I used all commands you provided in last message and it didn't work for me on both my Windows PC's. I'll try to run it on my Macbok Air and connect via email. Thanks for your support!

    asidsunrise Thanks. Very strange. Perhaps our CI/CD didn't properly build for Windows for this example. Will be curious to find out.

      Brandon Well, I tried to run it on my Macbook and got the same error. The re-installing depthai version didn't help. If it could help to find a problem it will be OK to use TeamViewer, but I'm not sure it is possible in the next 2-3 days.

      Hi, same issue on my iMac under Catalina (macOS 10.15.7)...

      Thanks and sorry about the delay, both. So could you please send an email to support@luxonis.com to facilitate a teamviewer to see what is happening here?

      I'll try this again now on my iMac as well.
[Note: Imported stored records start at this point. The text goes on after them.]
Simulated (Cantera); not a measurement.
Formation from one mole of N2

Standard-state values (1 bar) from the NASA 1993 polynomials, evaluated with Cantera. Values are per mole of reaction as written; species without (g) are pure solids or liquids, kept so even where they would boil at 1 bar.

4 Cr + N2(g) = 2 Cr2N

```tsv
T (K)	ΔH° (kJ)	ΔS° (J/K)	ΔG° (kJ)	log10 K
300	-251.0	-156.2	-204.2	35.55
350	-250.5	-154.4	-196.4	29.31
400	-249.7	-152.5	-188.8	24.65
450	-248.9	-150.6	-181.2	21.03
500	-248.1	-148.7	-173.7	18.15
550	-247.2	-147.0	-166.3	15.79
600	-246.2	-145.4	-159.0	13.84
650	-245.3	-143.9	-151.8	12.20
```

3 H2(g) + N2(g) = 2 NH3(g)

      Thanks and sorry again about the delay (so far behind on shipping issues in Europe),
      Brandon

      Hi @Will ,

      So I was able to replicate this with the version that was checked out on my iMac. Steps:

      cd ~/depthai-experiments/gen2-ocr 
      python3 -m pip install -r requirements.txt

      Which produced:

      Looking in indexes: https://pypi.org/simple, https://artifacts.luxonis.com/artifactory/luxonis-python-snapshot-local
      Requirement already satisfied: numpy==1.19.5 in /Users/leeroy/Library/Python/3.9/lib/python/site-packages (from -r requirements.txt (line 1)) (1.19.5)
      Requirement already satisfied: opencv-python==4.5.1.48 in /Users/leeroy/Library/Python/3.9/lib/python/site-packages (from -r requirements.txt (line 2)) (4.5.1.48)
      Collecting depthai==0.0.2.1+e88c98c8a7681dd16cd754a832df1165380ac305
        Using cached https://artifacts.luxonis.com/artifactory/luxonis-python-snapshot-local/depthai/depthai-0.0.2.1%2Be88c98c8a7681dd16cd754a832df1165380ac305-cp39-cp39-macosx_10_9_x86_64.whl (4.3 MB)
      Installing collected packages: depthai
        Attempting uninstall: depthai
          Found existing installation: depthai 0.4.1.1
          Uninstalling depthai-0.4.1.1:
            Successfully uninstalled depthai-0.4.1.1
      Successfully installed depthai-0.0.2.1+e88c98c8a7681dd16cd754a832df1165380ac305

      And then I ran:

      python3 main.py

      Which resulted in:

      /Users/leeroy/depthai-experiments/gen2-ocr/main.py:15: DeprecationWarning: setCamId() is deprecated, use setBoardSocket() instead.
        colorCam.setCamId(0)
      libc++abi.dylib: terminating with uncaught exception of type std::runtime_error: XLink write error, error message: X_LINK_ERROR
      zsh: abort      python3 main.py

      I am now updating the repo with git pull on the master branch to check if this improves it.

      Same error:

      python3 main.py                           
      /Users/leeroy/depthai-experiments/gen2-ocr/main.py:15: DeprecationWarning: setCamId() is deprecated, use setBoardSocket() instead.
        colorCam.setCamId(0)
      libc++abi.dylib: terminating with uncaught exception of type std::runtime_error: XLink write error, error message: X_LINK_ERROR
      zsh: abort      python3 main.py

      So I am checking with the team now. The fact that I can reproduce this is good as I think we will now be able to fix it quickly.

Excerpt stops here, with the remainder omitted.